Plot trajectory data.

This method visualizes the trajectory by plotting position, velocity, and acceleration curves for each joint over time. It also displays the constraint limits for reference. Supports plotting batched trajectories.

Parameters:

• positions (Tensor) – Position tensor (N, DOF) or (B, N, DOF)

• vels (Optional[Tensor]) – Velocity tensor (N, DOF) or (B, N, DOF), optional

• accs (Optional[Tensor]) – Acceleration tensor (N, DOF) or (B, N, DOF), optional

Return type:

None

Note

• Creates a multi-subplot figure (position, and optional velocity/acceleration)

• Shows constraint limits as dashed lines

• If input is (B, N, DOF), plots elements separately per batch sequence.

• Requires matplotlib to be installed

classmethod register_planner_type(name, planner_class, planner_cfg_class)

Register a new planner type.

Return type:

None

Utilities

class embodichain.lab.sim.planners.TrajectorySampleMethod

Bases: Enum

Enumeration for different trajectory sampling methods.

This enum defines various methods for sampling trajectories, providing meaningful names for different sampling strategies.

Attributes:

DISTANCE	Sample based on distance intervals.
QUANTITY	Sample based on a specified number of points.
TIME	Sample based on time intervals.

Methods:

from_str(value)

DISTANCE = 'distance'

Sample based on distance intervals.

QUANTITY = 'quantity'

Sample based on a specified number of points.

TIME = 'time'

Sample based on time intervals.

classmethod from_str(value)

Return type:

TrajectorySampleMethod

class embodichain.lab.sim.planners.MovePart

Bases: Enum

Enumeration for different robot parts to move.

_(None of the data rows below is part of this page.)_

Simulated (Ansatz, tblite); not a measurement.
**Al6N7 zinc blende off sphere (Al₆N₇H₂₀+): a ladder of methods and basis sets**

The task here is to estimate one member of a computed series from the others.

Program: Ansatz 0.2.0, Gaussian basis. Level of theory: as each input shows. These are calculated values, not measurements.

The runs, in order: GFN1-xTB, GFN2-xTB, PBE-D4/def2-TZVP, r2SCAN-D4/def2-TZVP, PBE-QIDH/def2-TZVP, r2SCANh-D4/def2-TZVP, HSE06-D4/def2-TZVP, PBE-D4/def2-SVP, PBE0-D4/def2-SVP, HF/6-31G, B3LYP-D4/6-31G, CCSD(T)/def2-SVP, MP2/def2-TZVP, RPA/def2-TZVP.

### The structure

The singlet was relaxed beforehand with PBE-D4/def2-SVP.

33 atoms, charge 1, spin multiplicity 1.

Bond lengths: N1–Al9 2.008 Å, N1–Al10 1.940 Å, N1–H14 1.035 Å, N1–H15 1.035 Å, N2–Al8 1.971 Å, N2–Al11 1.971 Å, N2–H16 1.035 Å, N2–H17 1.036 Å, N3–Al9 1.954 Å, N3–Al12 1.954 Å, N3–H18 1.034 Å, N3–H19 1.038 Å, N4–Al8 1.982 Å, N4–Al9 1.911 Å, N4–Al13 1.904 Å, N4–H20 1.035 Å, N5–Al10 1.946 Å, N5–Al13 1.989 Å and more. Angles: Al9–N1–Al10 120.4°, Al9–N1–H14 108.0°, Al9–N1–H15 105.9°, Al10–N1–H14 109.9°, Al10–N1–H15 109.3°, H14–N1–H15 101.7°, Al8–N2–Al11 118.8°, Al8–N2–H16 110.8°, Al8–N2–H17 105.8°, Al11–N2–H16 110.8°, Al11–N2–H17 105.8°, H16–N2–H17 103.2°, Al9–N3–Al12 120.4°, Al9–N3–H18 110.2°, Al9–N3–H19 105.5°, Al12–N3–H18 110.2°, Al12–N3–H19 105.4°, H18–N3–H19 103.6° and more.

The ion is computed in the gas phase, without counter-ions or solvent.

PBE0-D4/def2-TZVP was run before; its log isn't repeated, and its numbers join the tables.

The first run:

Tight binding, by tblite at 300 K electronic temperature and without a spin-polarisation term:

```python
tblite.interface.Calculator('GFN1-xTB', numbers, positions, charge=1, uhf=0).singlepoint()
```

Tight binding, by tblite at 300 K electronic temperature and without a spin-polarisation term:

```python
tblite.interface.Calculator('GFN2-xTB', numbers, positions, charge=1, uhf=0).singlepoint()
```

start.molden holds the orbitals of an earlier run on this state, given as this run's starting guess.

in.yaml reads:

Defines robot part selection for motion planning.

LEFT

left arm or end-effector.

Type:

int

RIGHT

right arm or end-effector.

Type:

int

BOTH

both arms or end-effectors.

Type:

int

TORSO

torso for humanoid robot.

Type:

int

ALL

all joints of the robot (joint control only).

Type:

int

Attributes:

ALL
BOTH
LEFT
RIGHT
TORSO

ALL = 4

BOTH = 2

LEFT = 0

RIGHT = 1

TORSO = 3

class embodichain.lab.sim.planners.MoveType

Bases: Enum

Enumeration for different types of movements.

Defines movement types for robot planning.

TOOL

Tool open or close.

Type:

int

EEF_MOVE

Move end-effector to target pose (IK + trajectory).

Type:

int

JOINT_MOVE

Move joints to target angles (trajectory planning).

Type:

int

SYNC

Synchronized left/right arm movement (dual-arm robots).

Type:

int

PAUSE

Pause for specified duration (see PlanState.pause_seconds).

Type:

int

Attributes:

EEF_MOVE
JOINT_MOVE
PAUSE
SYNC
TOOL

EEF_MOVE = 1

JOINT_MOVE = 2

PAUSE = 4

SYNC = 3

TOOL = 0

class embodichain.lab.sim.planners.PlanResult

Bases: object

Data class representing the result of a motion plan.

Methods:

__init__([success, xpos_list, positions, ...])

Attributes:

accelerations	Joint accelerations along trajectory with shape (N, DOF).
dt	Time duration between each point with shape (N,).
duration	Total trajectory duration in seconds.
positions	Joint positions along trajectory with shape (N, DOF).
success	Whether planning succeeded.
velocities	Joint velocities along trajectory with shape (N, DOF).
xpos_list	End-effector poses along trajectory with shape (N, 4, 4).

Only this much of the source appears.